A spellbinding new work of fiction by a local judge reverently memorializes a Culpeper ancestor who died as a young man on the battlefields of France during World War I — 105 years ago today.
“Buddy Green,” self-published in January by James W. Haley Jr., tells the story of the author’s great uncle, James Lewis Green, born Sept. 28, 1898, at Cherry Hill, an Amissville farm in the Green family since 1748.
Haley, of Fredericksburg, owns the storied farm. He is a senior judge for the Court of Appeals of Virginia and graduate of Washington & Lee University and University of Virginia Law School. Haley is the great-nephew of the subject of his new book, based in history.
He grew up at Cherry Hill working in the garden and hauling wood and water from the spring with Buddy’s sister, Odessa. Haley dedicated his inaugural novel to his great-aunt.
“Buddy” Green died Oct. 7, 1918, at age 20, just weeks after his birthday, far from home, the baby of his family, in the famed Meuse-Argonne offensive in northeastern France at the end of World War I. The battle with Germany, one of the largest U.S. military campaigns ever, engaged 1.2 million American soldiers and stretched along the Western Front from Sept. 26-Nov. 11, 1918, when the Armistice was signed.
It was the deadliest campaign in American history with over 26,000 soldiers killed in action and over 120,000 total casualties, according to the National Archives. Green is buried in the American military cemetery at Romagne in France, containing 14,246 gravestones of those killed in the offensive. Haley said he and his wife are the only people to visit his grave according to cemetery logs.
Haley said he wrote the book as a tribute to the family member who never made it back home and to express some of his own thoughts on philosophical questions.

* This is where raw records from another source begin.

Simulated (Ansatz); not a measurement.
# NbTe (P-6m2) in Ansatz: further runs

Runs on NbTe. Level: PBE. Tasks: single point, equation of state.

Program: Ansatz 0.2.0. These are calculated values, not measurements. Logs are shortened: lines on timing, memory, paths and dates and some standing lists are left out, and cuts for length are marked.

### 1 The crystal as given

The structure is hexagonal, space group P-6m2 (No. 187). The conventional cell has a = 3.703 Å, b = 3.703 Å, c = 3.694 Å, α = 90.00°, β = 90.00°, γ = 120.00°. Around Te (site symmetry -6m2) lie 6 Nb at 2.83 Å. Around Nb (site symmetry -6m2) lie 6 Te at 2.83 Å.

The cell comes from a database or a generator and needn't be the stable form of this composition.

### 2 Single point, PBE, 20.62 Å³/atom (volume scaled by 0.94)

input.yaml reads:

Though fiction, the 133-page book is based in fact, including Green family lineage and life on the farm at Cherry Hill in northern Culpeper bordering Rappahannock. The first section of the book details agricultural ebbs and flows, excitement and drama around Rules Days in town, detailed human interest accounts in the courtroom, lessons on minerals and history and a mention of Culpeper Star-Exponent stories in April 1917, reporting President Wilson asking for — and Congress passing — a declaration of war against the German Empire.